All hail Proteas centurions
It must be very difficult being a New Zealand bowler.
No matter how hard you toss the kookaburra down the 21m of earth of varying textures and qualities, the batsmen will not reward the hard work.
South Africa’s total may look imposing and in the end too much for a technically deficient and impotent New Zealand batting order, but if it weren’t for incisive and parsimonious bowling in the first session, it would have been much larger.
Whether they will get another crack at the Proteas will be relative if the batsmen are not able to muster the 325 runs required to make South Africa bat again.
What they may not escape from is the short ball barrage they subjected Dale Steyn to.
Cricket is very much karma’s brother and its devil’s advocate.
What the flaccid New Zealand batting showed was South Africa’s awesome strength in batting depth.
It may not be as deep as Australia’s, which made Michael Hussey pile 15 000 first-class runs before get that baggy green cap and gifted Stuart Law a solitary one, but it ensured Trent Boult, Neil Wagner and Doug Bracewell could not sustain the pressure they built up in the morning session.

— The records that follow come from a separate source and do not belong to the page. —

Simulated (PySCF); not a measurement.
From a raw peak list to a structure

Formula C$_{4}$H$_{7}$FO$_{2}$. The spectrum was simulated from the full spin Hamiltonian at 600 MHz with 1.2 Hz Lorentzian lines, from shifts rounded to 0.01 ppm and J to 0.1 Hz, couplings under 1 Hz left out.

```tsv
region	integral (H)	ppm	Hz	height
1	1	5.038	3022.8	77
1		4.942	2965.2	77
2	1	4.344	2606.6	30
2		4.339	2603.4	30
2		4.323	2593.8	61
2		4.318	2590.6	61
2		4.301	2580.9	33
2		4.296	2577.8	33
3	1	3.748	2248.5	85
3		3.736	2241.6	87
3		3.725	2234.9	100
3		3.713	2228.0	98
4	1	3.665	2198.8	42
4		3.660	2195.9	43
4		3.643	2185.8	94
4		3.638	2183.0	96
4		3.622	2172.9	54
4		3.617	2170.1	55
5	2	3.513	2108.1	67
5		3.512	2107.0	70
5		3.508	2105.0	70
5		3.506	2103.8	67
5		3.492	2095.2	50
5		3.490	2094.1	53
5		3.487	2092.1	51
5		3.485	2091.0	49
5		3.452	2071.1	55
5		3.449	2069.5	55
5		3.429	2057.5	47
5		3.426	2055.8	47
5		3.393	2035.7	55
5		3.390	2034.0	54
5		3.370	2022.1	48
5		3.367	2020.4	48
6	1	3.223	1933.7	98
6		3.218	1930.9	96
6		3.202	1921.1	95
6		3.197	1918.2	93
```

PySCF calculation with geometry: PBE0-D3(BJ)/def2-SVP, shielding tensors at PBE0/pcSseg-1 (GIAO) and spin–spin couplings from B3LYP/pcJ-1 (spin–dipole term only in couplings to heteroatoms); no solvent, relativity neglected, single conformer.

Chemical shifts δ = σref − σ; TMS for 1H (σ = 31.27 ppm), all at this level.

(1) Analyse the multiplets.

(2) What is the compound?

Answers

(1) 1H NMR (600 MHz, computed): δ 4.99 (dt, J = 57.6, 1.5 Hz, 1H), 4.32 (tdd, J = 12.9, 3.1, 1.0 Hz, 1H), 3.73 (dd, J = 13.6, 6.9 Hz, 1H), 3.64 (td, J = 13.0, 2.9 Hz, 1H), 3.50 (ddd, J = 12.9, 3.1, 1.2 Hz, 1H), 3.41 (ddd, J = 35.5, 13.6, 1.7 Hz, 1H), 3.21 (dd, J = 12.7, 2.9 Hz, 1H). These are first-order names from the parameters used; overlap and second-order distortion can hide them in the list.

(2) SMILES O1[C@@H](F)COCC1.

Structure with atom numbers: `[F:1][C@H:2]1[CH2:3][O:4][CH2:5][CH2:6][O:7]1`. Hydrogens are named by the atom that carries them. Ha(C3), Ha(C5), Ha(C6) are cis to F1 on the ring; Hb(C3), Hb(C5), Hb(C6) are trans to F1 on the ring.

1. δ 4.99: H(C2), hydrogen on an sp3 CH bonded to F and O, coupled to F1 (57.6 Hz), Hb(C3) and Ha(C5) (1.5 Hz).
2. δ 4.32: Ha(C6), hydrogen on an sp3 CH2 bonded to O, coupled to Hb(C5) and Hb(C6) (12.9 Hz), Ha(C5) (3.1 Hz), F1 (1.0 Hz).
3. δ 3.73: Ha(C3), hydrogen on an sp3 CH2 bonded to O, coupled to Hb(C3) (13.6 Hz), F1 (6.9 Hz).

It was the kind of pressure Wagner talked about and it may have produced a Hashim Amla’s wicket with the rest being sacrificed in the chase, the Proteas applied it to maximum effect with an implosion of the kind only Bangladesh are capable off.
They were at least capable of getting past the ignominious 45 from the Newlands Test.
It seemed like the teams batted on different track. While there was swing throughout the day because of the heavy cloud cover, South Africa’s three centurions Hashim Amla, Faf du Plessis and Dean Elgar, who scored markedly different centuries, negated with minimum of ease.
When Dale Steyn, Morne Morkel and Rory Kleinveldt bowled, the track seemed to morph into a seaming terror the Wanderers was known for in the height of the 1980’s.
Martin Guptill’s outside off-stump woes continued, further giving credence to his ODI-bully/weak Test batsman credentials.
Kane Williamson flashed at one he had no business playing.
Dean Brownlie received a snorter that would have got any batsman out on any day with Daniel Flynn trapped playing across his stumps.
The most unforgivable dismissal was that of Brendon McCullum, whose wild drive at a Robin Peterson delivery that turned away from him smacking of avarice and an inability to shoulder responsibility.
Colin Munro’s flick around the corner found Elgar’s safe hand in an attempt to release the building kilopascals and was part of Robin Peterson two wickets in two balls.
Only BJ Watling showed any semblance of how to deal with the South African bowlers.
It would be fair to suggest New Zealand will not last day three if yesterday’s conditions prevail.
A sunny day is predicted today but Port Elizabeth’s weather cannot be trusted – also is the New Zealand’s batting line-up.